Sunday, October 19, 2008

Bank Street reconstruction in 18 photos

The first piece of street furniture has been installed on Bank Street between Laurier and Somerset, and it inspired me to finally post some photos of the construction. I've managed to pare down my 325 photos of this phase to 18 for this post. I definitely have a sufficient variety of photos for more follow-up posts.

Anyway, the reason I was inspired to post was because this particular piece of street furniture--a bench--is particularly disgusting.

During the open house for the street design, the there was a proposal for a face-to-face bench, which would allow people to meet while discouraging homeless people from sleeping on the bench (not a goal I value highly). As seen in the centre of this display board, the proposed bench design was sturdy and had character:

Instead, we got the flimsy cafeteria-chair design pictured below. Not only is it unwelcoming as a bench, but I couldn't imagine sitting and chatting with someone on it in the remotest amount of comfort:

It is possible (though not likely) that this will be replaced by the comprehensive street furniture project (unlikely because the street furniture for this project was developed for Bank Street specifically).

Anyway, on to the photos from the construction. First is a mostly "before" picture from early June looking North from Bank and Lisgar. We can see what Bank Street used to look like, how wide and decrepit the sidewalks were.

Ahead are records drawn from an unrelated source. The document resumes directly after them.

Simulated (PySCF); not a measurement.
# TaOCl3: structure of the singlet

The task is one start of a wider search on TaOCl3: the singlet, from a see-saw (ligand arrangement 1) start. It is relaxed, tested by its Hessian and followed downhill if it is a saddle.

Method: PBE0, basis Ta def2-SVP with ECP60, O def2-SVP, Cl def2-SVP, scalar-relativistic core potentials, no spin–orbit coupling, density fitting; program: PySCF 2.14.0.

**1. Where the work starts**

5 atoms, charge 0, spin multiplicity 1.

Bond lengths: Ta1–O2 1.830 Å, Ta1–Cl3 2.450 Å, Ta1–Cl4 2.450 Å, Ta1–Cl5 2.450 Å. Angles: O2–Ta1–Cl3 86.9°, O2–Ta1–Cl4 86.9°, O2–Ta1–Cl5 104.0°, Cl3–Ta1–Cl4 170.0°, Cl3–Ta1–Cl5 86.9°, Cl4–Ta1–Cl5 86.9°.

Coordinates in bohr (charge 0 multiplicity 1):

Next is a shot from mid-June looking South from Cooper with a bulldozer pointing down a slope into the ground in front of Henry's camera shop. In the back we can see the building at Bank and Somerset that had two fires (I will post some photos of that later, as I have already promised to do):

Below we see a late-June dusk shot of a pile of old railroad ties unearthed from beneath the street. I presume they were thrown out, which is kind of unfortunate:

Next is a shot of Bank and Somerset after the big hole in the ground was paved over and painted. The sky still had some light in it at 9:30 pm. My how the seasons change quickly!

On July 2nd, a couple of workers are in a pit, connecting up some water mains. The square nub at the top of the red connector is to shut off the water main from a hole in the surface:

Next is a great perspective shot from mid-July looking straight down Bank Street from Laurier. There isn't much to see construction-wise, but the centred horizon really attracts the eye:

Here is a form for a concrete block that will sit under the surface at Bank and Somerset. To be honest, I'm not quite sure what it's for...

This little pigeon has had a rough life. It looked either sick or injured. But it still scrapped along in this early August shot at Cooper:

In early August, they had finished with the centre of the road and moved on to work on the sidewalks. But to maintain access to the stores, fenced walkways were erected at each entrance. It looked a bit of an obstacle course, but really the wide central vista made for a rather enjoyable pedestrian walkway.

In mid-September, work on the East sidewalk at Bank and Somerset had to be suspended while the first fire was investigated. The area was cleared and the sidewalk was completed before the second fire struck and closed the corner again two weeks later. Here's a shot from the day of the first fire:

At 1pm on a weekday in mid-September, the sidewalk was quite bustling between Laurier and Gloucester, while construction workers use the temporarily-paved road to park their vehicles. Good thing the rebuilt Bank Street has wider sidewalks!

Pipes stick out from the middle of the hole at Lisgar on the same day. In order to collect the drainage from the basements of the surrounding buildings, the pipes must go pretty deep!

Again on the same day, a construction worker takes time to help an elderly woman cross the gravel intersection:

...and an assembly-line of workers get the sidewalk ready:

Here's what the mostly-finished sidewalks look like today between Lisgar and Nepean. They're much wider and less cluttered than before!

As much as I enjoy construction, and enjoy a car-free Bank Street, it will be nice for this section to reopen and see the next stretch get rebuilt!

Which reminds me: a gratuitous 19th photo--they've patched some of the worst spots on Bank Street between Gladstone and James. I've already sent a thank-you note to the City for patching this stretch I navigate every morning!

1 comment:

  1. Looks good, aside from the street furniture, as you mentioned, which is rather unfortunate.